Sturgeon repeatedly assured SNP members that a second independence referendum was close, but her eventual resort to the “de facto” vote divided her party and weakened her authority.

Yousaf’s rivals for the leadership, finance secretary Kate Forbes and former SNP community safety minister Ash Regan, have also disavowed the de facto referendum plan, but have signalled they could seek a more rapid progress on independence. Forbes said this month she would “fight for the right” to hold a referendum within three months of the next UK general election, which is expected next year.

“Anybody who is selling a route to independence which suggests that it can be done in a matter of weeks or months, I’m afraid, is being disingenuous,” said Yousaf, who was the first member of an ethnic minority and first Muslim to be appointed to Scotland’s cabinet.

Unlike his rivals, the health secretary is a strong defender of legislation championed by Sturgeon to make it easier for trans people to get official recognition of a change of gender.

Regan resigned from the government last year over her opposition to the bill. Forbes, who was on maternity leave at the time, has said she would not have voted for it.

Yousaf has vowed to challenge the UK government’s decision to use constitutional powers for the first time to block the gender reform legislation, which was supported by two-thirds of MSPs.

Yousaf said it did not matter whether one agreed with the gender reform.

“The substance of the issue is whether we allow the UK government to override legislation that was passed by a majority of our parliament. I’m pretty disappointed that I’m the only candidate who is committed to that unequivocally.”

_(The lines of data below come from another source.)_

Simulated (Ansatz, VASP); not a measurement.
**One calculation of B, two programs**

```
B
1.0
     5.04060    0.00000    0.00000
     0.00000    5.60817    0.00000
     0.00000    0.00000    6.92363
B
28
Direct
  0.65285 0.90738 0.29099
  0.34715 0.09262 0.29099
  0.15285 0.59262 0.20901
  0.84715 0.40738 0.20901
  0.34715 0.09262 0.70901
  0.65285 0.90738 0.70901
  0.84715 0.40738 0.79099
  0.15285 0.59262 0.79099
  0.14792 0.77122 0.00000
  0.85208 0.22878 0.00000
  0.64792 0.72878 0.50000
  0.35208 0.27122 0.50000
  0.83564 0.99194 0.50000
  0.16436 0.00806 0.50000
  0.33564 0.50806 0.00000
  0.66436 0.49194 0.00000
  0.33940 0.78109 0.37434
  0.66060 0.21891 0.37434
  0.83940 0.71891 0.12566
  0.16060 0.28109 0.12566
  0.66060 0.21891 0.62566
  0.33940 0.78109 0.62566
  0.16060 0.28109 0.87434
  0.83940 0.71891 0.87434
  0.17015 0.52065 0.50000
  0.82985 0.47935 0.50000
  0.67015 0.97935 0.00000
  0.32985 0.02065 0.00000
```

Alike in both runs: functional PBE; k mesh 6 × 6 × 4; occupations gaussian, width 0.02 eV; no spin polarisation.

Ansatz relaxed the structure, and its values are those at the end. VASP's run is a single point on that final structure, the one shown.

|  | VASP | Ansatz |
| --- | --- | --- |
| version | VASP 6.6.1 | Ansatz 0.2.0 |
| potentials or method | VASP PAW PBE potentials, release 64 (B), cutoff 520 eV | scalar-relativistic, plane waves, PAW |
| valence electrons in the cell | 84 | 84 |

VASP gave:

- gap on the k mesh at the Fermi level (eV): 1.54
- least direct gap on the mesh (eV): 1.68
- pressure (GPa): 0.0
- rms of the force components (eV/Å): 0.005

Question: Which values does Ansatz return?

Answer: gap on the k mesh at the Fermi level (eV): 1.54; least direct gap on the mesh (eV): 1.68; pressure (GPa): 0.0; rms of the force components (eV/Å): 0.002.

The health secretary also sought to paint himself as the best defender of Sturgeon’s redistributive policies. Her government has used devolved powers to impose slightly higher rates of income tax on wealthier residents than elsewhere in the UK, while introducing benefits that include a £25-a- week child payment for poorer families.

“I’m unashamedly and unapologetically progressive in my views on the distribution of wealth,” Yousaf said, though he suggested he had no intention of further widening the divergence with London.

“At the moment, we’ve got the right balance between progressive taxation and the work we are doing to ensure we get people into work and grow that revenue base.”

A Savanta survey of 515 members of the SNP for The Telegraph this week found 31 per cent supported Yousaf, ahead of Forbes and Regan, but 32 per cent said they did not know whom they might back.

Sturgeon has not endorsed a candidate in the leadership race, but Yousaf is widely seen as the preferred choice of the first minister and most party heavyweights. A string of SNP parliamentarians have already backed his campaign.

But while Yousaf praised Sturgeon’s record, the health secretary appeared to share the dissatisfaction of other colleagues at what they see as her top-down approach to party management and reliance on a small group of confidants that includes her husband, Peter Murrell, SNP chief executive since 1999.

Yousaf said he had a “different leadership approach” from Sturgeon who worked though an “inner circle”.

“I certainly want to see reform of the headquarters and I would have an early discussion with the chief executive to understand what his plans are.”

Opposition politicians have accused Yousaf of failing to prevent a crisis in healthcare over the winter and to reform an increasingly strained NHS. But he said serving as health secretary and previous stints in transport and justice made him “by far the most experienced candidate in the toughest jobs in government”.

“It’s the jobs like health secretary that build up your resilience.”